You just never know who you are going to run into at Brit and Fleming Pfann’s Celebrity Dairy. The 60 head of Alpine goats are named after famous figures in the arts, politics and history. It’s appropriate, since the cheese they make is developing its own reputation as it wins awards for its quality. The American Dairy Goats Products Association awarded their basic chevre log two silver medals (out of 100 entries) in 1994.
“Winning for the plain log cheese is like scoring high in the compulsories in ice skating,” Brit says. “It shows you really know the basics. If we can be the best in the country for the plain chevre against everybody else, that says a lot.”
Especially when starting a micro-dairy was never in their plans. They hadn’t even thought much about what they’d do with the land when they bought an old farmstead about an hour out of Chapel Hill, North Carolina. They were looking for a getaway from their lives in Florida. Fleming was a studio weaver and artist who owned a successful craft supply store and school; Brit worked in telecommunications. She remembered the place from her childhood.

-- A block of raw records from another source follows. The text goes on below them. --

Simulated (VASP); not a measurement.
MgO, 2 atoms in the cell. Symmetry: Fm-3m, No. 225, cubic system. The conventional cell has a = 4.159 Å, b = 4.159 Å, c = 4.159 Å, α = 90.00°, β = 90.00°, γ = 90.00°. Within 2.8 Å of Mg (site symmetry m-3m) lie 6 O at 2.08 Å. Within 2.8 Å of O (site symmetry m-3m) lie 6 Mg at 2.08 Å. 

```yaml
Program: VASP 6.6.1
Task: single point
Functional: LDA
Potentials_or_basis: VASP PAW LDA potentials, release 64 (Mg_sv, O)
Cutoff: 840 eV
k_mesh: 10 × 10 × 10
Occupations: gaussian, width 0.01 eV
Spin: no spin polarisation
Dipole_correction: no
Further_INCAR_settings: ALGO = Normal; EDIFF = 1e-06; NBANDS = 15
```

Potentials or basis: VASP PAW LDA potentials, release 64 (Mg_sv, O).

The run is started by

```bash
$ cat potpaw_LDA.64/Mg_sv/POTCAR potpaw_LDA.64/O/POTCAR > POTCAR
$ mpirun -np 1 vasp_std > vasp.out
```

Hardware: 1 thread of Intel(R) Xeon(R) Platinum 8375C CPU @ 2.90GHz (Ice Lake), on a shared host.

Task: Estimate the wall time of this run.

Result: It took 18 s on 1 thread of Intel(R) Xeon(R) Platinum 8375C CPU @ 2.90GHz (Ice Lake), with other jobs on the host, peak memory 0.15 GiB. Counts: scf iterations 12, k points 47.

When Fleming arrived at the farm, she realized the farmhouse was uninhabitable, so she hauled in a mobile home, hired a crew to drill a well, and convinced Brit they should move permanently.
That decision made, they started to restore the abandoned farm. A goat or two to eat the kudzu, honeysuckle, poison ivy, and underbrush made more sense than cutting it by hand. One of the goats was in milk, so they learned that skill.
That’s when fate stepped in, according to Fleming. She’s allergic to cow’s milk, but found she could digest goat’s milk without problems. That was great, but the couple soon discovered that two people can drink only so much milk. When containers overflowing with goat’s milk began taking over the kitchen, Fleming went to the library and got out a book on cheese making.
“There were a lot of experiments at first,” Brit remembers “and we learned a lot.” For instance, “the nose is a great quality control device” and “when the curd floats on top of the milk like Ivory Soap, you should throw it to the chickens.” The lesson is reinforced periodically. “Every time we try to cut corners in the process or don’t take our time and thoroughly clean and inspect and check the details, we end up throwing out a day’s milking. You can’t substitute quality and attention to details.”
They make a yogurt-style culture cheese. The curd is drained by gravity and formed into the log shapes. The result is a well-flavored, classic farmhouse cheese. To better learn the art of cheese making, Brit traveled to France, spending seven months in the Upper Loire Valley, west of Paris.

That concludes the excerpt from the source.